Wasichu's Continuing Gall

"They gave me gall to eat: and when I was thirsty
they gave me vinegar to drink."

Prayer Book, 1662


O'siyo...

Indulge me, just a bit.

Gall...impudence, effrontery, rudeness, cheek, boldness, discourtesy, insolence, impertinence...enough, you get the drift.

"There was war between the buffalo and the white man. The white man built forts in the Kiowa country, and the woolly-headed buffalo soldiers [the Ninth and Tenth Calvaries, made up of black troops] shot the buffalo as fast as they could, but the buffalo kept coming on, coming on, even into the post cemetary at Fort Sill. Soldiers were not enough to hold them back."
"Then the white men hired hunters to do nothing but kill the buffalo. Up and down the plains those men ranged, shooting sometimes as many as a hundred buffalo a day. Behind them came the skinners and with their wagons. They piled the hides and bones into the wagons until they were full, and then took their loads to the new railroad stations that were being built, to be shipped east to the market. Sometime there would be a pile of bone as high as a man, stretching a mile along the railroad track...The buffalo saw that their day was over..."

Old Lady Horse, Kiowa

This is old news to most and is not dredged up now by me so as to "beat a dead horse." What prompts the reiteration is discovery today of Wasichu's latest political prompt marinated in gall...the "United States Buffalo Nickel Act of 1995," proposed in the Senate of the United States on May 15, 1995.

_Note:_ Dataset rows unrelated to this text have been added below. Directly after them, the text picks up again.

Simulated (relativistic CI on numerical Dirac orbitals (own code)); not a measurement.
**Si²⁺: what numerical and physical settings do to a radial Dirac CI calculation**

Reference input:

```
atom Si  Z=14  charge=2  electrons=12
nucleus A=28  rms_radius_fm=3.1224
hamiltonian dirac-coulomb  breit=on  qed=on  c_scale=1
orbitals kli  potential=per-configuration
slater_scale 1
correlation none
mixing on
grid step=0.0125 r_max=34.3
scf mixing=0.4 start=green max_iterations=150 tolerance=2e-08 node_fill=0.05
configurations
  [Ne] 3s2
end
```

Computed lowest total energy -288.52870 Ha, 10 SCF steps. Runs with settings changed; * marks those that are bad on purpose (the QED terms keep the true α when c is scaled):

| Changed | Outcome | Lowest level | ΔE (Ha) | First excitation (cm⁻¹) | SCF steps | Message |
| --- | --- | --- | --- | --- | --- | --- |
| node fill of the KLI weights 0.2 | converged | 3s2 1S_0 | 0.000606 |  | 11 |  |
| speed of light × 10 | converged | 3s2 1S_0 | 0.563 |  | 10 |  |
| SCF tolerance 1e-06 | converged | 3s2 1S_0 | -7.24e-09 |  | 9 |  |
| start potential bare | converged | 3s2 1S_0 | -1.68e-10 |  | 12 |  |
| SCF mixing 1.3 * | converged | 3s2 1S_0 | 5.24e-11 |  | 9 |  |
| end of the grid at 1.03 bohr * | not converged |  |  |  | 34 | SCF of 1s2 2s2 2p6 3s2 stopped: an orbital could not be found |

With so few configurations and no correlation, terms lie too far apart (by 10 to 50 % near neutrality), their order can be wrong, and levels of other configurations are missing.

First we had the February 6, 1995 House of Representatives ridiculous proposal to establish a Wounded Knee National Tribal Park so as to allow a shallow atonement for

"those who were so tragically slain at Wounded Knee which could inform the American public of the historic significance of the events at Wounded Knee and accurately portray the heroic and courageous campaign waged by the Sioux people to preserve and protect their lands and their way of life during this period..."
That no thought of rescinding the twenty medals of dis-Honor awarded the valiant massacring boys in blue has occured to any in the Colonizing Force is an oversight of no consequence to Wasichu. If you need a frame of reference here, go to the Wounded Knee Home Page.

And, now, we have the dear old Buffalo Nickel Act concocted to commemorate "Native American history and culture."

...The whites saw what was happening...In destroying the buffalo herds, the hide hunters were wiping out the Indian's food supply. To avoid starvation, the bands would have to go onto the reservations and accept government-issued rations. The government and the army gave encouragement to the hide hunters.

"They have done more in the last two years to settle the vexed

Indian question than the entire regular army has done in the last thirty years," General Sheridan told a joint session of the Texas legislature. "They are destroying the Indian's commissary... Send them powder and lead, if you will; but, for the sake of a lasting peace, let them kill, skin and sell until the buffaloes are exterminated. Then your praries can be covered with speckled cattle and the festive cowboy, who follows the hunter as a second forerunner of an advanced civilization."

500 Nations, An Illustrated History of the North American Indians,
Alvin M. Josephy, Jr. paperback, 1994

1,000,000 5-cent coins, 90 percent silver, 10 percent copper... "depicting on the obverse side a profile of a Native American, and on the reverse side a buffalo."
The buffalo furnished the main food supply for the railway construction crews. William F. (Buffalo) Cody, who was engaged to supply the laborers on the Kansas Pacific with meat, killed 4,280 in one year and a half, with no prospect of running short. In 1868, a train on the Kansas Pacific ran 120 miles through one mighty herd. It took General Sheriden three days to ride through another.

There had been some killing by hide hunters during the Civil War, but the business boomed when the war ended. Even so, an estimated fifteen million remained on the Plains in 1870. The destruction through the following decade is almost beyond belief. The one firm of Rath and Wright shipped out more than two thousand hides from Dodge City, Kansas, the first season after the Sante Fe Railroad reached that place in 1872, and it was Wright's opinion that other dealers handled at least an equal amount. In the single year 1873, it is estimated that five million of the beasts were slain. By 1875 the Southern herd was dwindling; by 1878 it was virtually annihilated. The Northern herd was about finished by 1883. The whole country stank from the rotting flesh, and soon the prarie was littered with bones.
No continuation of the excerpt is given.